A Novel with Thoughts and Ponderings

DEATH'S SWEET EMBRACE

Author: Tracey O'Hara ISBN: 9780061783142 2/2011 URBAN FANTASY/PARANORMAL Publisher: HARPER VOYAGER

Death's Sweet Embrace by Tracey O'Hara
After centuries of secret conflict, humans and parahumans have reached an uneasy truce. But unspeakable evil now threatens the tenuous peace.

Teenaged shapeshifters are being slaughtered by a sadistic serial killer who rips their still-beating hearts from their paralyzed bodies. A task force forms to halt the madness, including the vampiric Aeternus Antoinette Petrescu, as well as Kitt Jordan and Raven Matokwe, members of enemy Animalian tribes . . . and forbidden lovers.

A centuries-old blood feud has divided their shapeshifting peoples, and if their passion is discovered it will doom them both. But past hostilities must be put aside, for the killer they seek is but the first sign of the all-consuming nightmare of The Dark Brethren.

RRAH's THOUGHTS AND PONDERINGS:

DEATH'S SWEET EMBRACE is pretty graphic, more graphic than I like to read about anyway. If your imagination is anything like mine, meaning watching horror movies is not half as gross as imagining such things, you probably should brace yourself before reading this one.
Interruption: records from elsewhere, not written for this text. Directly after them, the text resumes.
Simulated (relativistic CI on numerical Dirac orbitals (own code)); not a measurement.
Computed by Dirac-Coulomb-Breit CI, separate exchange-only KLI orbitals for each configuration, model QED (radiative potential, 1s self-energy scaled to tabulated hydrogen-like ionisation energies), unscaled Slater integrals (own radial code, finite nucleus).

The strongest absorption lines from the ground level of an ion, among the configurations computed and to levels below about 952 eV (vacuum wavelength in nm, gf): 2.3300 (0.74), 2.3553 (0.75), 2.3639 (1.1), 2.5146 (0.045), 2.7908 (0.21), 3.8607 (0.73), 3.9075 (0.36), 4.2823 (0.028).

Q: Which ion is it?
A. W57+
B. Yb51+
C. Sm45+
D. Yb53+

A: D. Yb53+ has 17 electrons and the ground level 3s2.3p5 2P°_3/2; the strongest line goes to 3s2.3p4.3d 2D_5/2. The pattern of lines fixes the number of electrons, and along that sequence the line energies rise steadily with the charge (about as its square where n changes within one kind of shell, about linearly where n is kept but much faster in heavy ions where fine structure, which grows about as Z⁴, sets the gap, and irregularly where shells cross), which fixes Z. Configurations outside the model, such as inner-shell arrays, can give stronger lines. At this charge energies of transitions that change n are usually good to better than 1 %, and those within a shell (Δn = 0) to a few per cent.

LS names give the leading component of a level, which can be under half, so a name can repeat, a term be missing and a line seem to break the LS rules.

Confusion and chaos reign in DEATH'S SWEET EMBRACE. While the author writes with clarity, there are so many different players and scenes twisting upon themselves, at times I think I am watching a series like Falcon Crest for shape-shifters, instead of reading a book. I understand what is happening in the story, but the characters have obviously met before and have some insider secret I don't. Yes, O'Hara gives bits and pieces of the hero and heroine's previous life together, but it isn't enough to stop the disjointed feel I get from the story. I still don't quite get why they gave up their children, but perhaps I am not supposed to.

With a twist at the end sure to shock and confuse, DEATH'S SWEET EMBRACE is a thriller to be sure. It is also an unusual and macabre tale, with a small romance and family element that keep it from being completely horrifying.